More than 66% of consumers in the UK are ready to shift to healthy and sustainable diets, a new study by IGD has revealed.
Around 13% of consumers said they were unlikely to change their diet, while 21% said they did not give the idea a thought yet.
According to the Appetite for Change study, health emerged as the primary driver of dietary change, especially among consumers between the ages of 45-54, and the higher socioeconomic groups.
It was also observed that people were more concerned about personal and family health than environmental impact when making purchase decisions.
The research revealed that 37% of respondents considered personal health as the primary factor for a change in diet, while 21% considered family health.
Environmental reasons were cited by 15% of participants, while 12% were driven by taste.

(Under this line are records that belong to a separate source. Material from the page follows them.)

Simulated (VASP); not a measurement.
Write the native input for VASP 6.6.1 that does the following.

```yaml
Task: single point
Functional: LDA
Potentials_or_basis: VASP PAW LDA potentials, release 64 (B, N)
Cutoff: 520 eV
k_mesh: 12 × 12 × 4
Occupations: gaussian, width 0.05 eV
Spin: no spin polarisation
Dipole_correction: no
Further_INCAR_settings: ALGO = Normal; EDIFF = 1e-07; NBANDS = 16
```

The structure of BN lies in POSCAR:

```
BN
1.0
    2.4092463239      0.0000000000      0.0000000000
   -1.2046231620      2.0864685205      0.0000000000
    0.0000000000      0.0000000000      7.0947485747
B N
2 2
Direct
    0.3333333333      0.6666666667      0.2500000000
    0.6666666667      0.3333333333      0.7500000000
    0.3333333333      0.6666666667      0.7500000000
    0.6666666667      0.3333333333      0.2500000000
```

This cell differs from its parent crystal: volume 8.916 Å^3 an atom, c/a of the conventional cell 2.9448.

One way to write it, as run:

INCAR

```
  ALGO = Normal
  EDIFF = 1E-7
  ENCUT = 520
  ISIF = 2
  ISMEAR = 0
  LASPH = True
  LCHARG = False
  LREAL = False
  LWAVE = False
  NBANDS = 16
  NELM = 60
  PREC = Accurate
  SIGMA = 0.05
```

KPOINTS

Susan Barratt, CEO of IGD, commented, "Our food system sustains us, nourishes us and supports our health and wellbeing. We produce, consume and waste more food than ever before and with the health of the nation and the future security of our environment at risk, how the food system currently operates and delivers requires a significant shift."
The research also highlighted that customers were ‘confused’ about their eating habits.
Most customers rated their diets 6.3 on a scale of 10 in terms of health and sustainability, which the research says is overestimated.
This observation is based on data from consumers’ food diaries, which showed that the balance of food groups consumed by them did not correspond to the dietary recommendations of the Eatwell Guide.
Barratt added, "While the Eatwell Guide provides a useful direction of travel for consumers, we are a long way from meeting this guidance. This new research focuses on consumer behaviour, as we believe the real opportunity comes from changing diets; if we work with our industry to empower and enable consumers, they will help drive the change required."
The food diaries revealed that the portions contained too much carbohydrate, meat and lacked the recommended amount of fruit and vegetables.
Portion sizes were also found to be incorrect, the study added.
Barriers To Sustainable Diet
Cost emerged as the primary barrier to adopting a sustainable diet, with 41% of respondents saying that they found it more expensive.
Other factors that customers perceived as a barrier include lack of familiarity, convenience and the perception that it requires more time and effort.
The IGD also identified several steps that would help the food and grocery industry to encourage customers to change their buying behaviour.
These include, among others, easy transition through small initiatives such as ‘meat-free Mondays’; highlighting the benefits of healthy and sustainable items; and effective product positioning in stores, like placing plant-based options next to meat products.
Barratt added, "Appetite for Change identifies huge opportunities to start shifting people’s behaviour and recommends next steps the food industry can take in this direction.
"We all have a role to play, but our impact will be much greater if we come together to drive the change required. We are keen to continue this work with industry and academia to test different approaches and identify the most effective initiatives to drive positive change."
The study included quantitative and qualitative research with various stakeholders in the food industry, academia, government, NGOs.
It included a review of existing literature, media, and industry conversations, and engagement with the online community through a seven-day food diary of 24 customers.
It also involved stakeholder workshops, focus group studies in London and Leeds, and an online quantitative survey with 1,000 consumers in the UK.